Namo
Named dimensional data for Ruby.
Namo is a Ruby library for working with multi-dimensional data using named dimensions. It infers dimensions and coordinates from plain arrays of hashes — the same shape you get from databases, CSV files, JSON, and YAML — so there's no reshaping step.
The design rests on a few stances: every hash key is a dimension and none is privileged; formulae attach to a Namo alongside stored data and re-evaluate on each access; the operators that combine Namos all take Namos and return Namos, so analytical pipelines close; and the formula mechanism is type-agnostic — strings, dates, booleans, and arbitrary Ruby objects work as readily as numbers.
Installation
gem install namo
Or in your Gemfile:
gem 'namo'
Usage
Create a Namo instance from an array of hashes:
require 'namo'
sales = Namo.new([
{product: 'Widget', quarter: 'Q1', price: 10.0, quantity: 100},
{product: 'Widget', quarter: 'Q2', price: 10.0, quantity: 150},
{product: 'Gadget', quarter: 'Q1', price: 25.0, quantity: 40},
{product: 'Gadget', quarter: 'Q2', price: 25.0, quantity: 60}
])
Dimensions and coordinates are inferred:
sales.dimensions
# => [:product, :quarter, :price, :quantity]

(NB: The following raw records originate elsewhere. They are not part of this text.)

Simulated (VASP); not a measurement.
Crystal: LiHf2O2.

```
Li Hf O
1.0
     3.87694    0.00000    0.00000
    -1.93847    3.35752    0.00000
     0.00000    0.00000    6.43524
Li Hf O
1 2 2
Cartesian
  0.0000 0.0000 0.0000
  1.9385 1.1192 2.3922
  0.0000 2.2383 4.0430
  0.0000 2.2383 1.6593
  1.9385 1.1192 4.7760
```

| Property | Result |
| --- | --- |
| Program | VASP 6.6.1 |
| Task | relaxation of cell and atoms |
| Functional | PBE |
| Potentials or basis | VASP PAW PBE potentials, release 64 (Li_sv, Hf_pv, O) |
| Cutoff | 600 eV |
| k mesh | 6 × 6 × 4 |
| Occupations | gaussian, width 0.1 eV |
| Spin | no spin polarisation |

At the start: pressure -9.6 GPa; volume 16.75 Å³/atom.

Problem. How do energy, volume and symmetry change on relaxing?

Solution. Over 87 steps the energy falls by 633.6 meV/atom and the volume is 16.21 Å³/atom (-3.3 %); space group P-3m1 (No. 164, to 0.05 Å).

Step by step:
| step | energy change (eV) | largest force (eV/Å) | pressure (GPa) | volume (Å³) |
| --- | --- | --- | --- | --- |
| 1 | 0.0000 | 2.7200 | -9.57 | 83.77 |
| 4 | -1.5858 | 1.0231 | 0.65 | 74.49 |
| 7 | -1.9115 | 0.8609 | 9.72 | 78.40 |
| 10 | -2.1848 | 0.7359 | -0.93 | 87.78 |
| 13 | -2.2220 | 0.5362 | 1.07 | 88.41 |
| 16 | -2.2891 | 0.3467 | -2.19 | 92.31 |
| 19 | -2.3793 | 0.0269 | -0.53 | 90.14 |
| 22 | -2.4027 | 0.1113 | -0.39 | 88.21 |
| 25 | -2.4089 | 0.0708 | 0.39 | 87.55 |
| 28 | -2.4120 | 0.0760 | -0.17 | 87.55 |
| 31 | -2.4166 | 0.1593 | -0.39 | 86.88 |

sales.coordinates[:product]
# => ['Widget', 'Gadget']
sales.coordinates[:quarter]
# => ['Q1', 'Q2']
Every key is a dimension; every value is a coordinate. There's no schema declaration and no choosing which column is "the index" — price and quantity are no less first-class than product and quarter.
Selection
Select by named dimension using keyword arguments:
# Single value
sales[product: 'Widget']
# => #<Namo [
# {product: 'Widget', quarter: 'Q1', price: 10.0, quantity: 100},
# {product: 'Widget', quarter: 'Q2', price: 10.0, quantity: 150}
# ]>
# Multiple dimensions
sales[product: 'Widget', quarter: 'Q1']
# => #<Namo [
# {product: 'Widget', quarter: 'Q1', price: 10.0, quantity: 100}
# ]>
# Range
sales[price: 10.0..20.0]
# => #<Namo [
# {product: 'Widget', quarter: 'Q1', price: 10.0, quantity: 100},
# {product: 'Widget', quarter: 'Q2', price: 10.0, quantity: 150}
# ]>
# Array of values
sales[quarter: ['Q1']]
# => #<Namo [
# {product: 'Widget', quarter: 'Q1', price: 10.0, quantity: 100},
# {product: 'Gadget', quarter: 'Q1', price: 25.0, quantity: 40}
# ]>
Projection
Project to specific dimensions:
sales[:product, :price]
# => #<Namo [
# {product: 'Widget', price: 10.0},
# {product: 'Widget', price: 10.0},
# {product: 'Gadget', price: 25.0},
# {product: 'Gadget', price: 25.0}
# ]>
Selection and projection can be chained:
sales[product: 'Widget'][:quarter, :price]
# => #<Namo [
# {quarter: 'Q1', price: 10.0},
# {quarter: 'Q2', price: 10.0}
# ]>
Or combined in a single call (names before selectors):
sales[:quarter, :price, product: 'Widget']
# => #<Namo [
# {quarter: 'Q1', price: 10.0},
# {quarter: 'Q2', price: 10.0}
# ]>
Contraction
Contraction is the complement of projection. Projection says "keep these dimensions"; contraction says "remove these dimensions, keep everything else":
sales[-:price, -:quantity]
# => #<Namo [
# {product: 'Widget', quarter: 'Q1'},
# {product: 'Widget', quarter: 'Q2'},
# {product: 'Gadget', quarter: 'Q1'},
# {product: 'Gadget', quarter: 'Q2'}
# ]>
The -:price syntax uses unary minus on Symbol to produce a negated dimension. Mixing projection and contraction in the same call is an error — the two modes are mutually exclusive:
sales[:product, -:price] # => ArgumentError
Selection and contraction can be chained:
sales[product: 'Widget'][-:price, -:quantity]
# => #<Namo [
# {product: 'Widget', quarter: 'Q1'},
# {product: 'Widget', quarter: 'Q2'}
# ]>
Or combined in a single call (names before selectors):
sales[-:price, -:quantity, product: 'Widget']
# => #<Namo [
# {product: 'Widget', quarter: 'Q1'},
# {product: 'Widget', quarter: 'Q2'}
# ]>
Selection, projection, and contraction always return a new Namo instance, so everything chains.
Concatenation
+ is the first of Namo's binary operators: it takes a Namo on each side and returns a Namo. The same shape holds for -, &, |, ^, ==, ===, <, <=, >, >= and (later) the composition operators — Namo in, Namo (or boolean) out — so analytical pipelines stay queryable end-to-end.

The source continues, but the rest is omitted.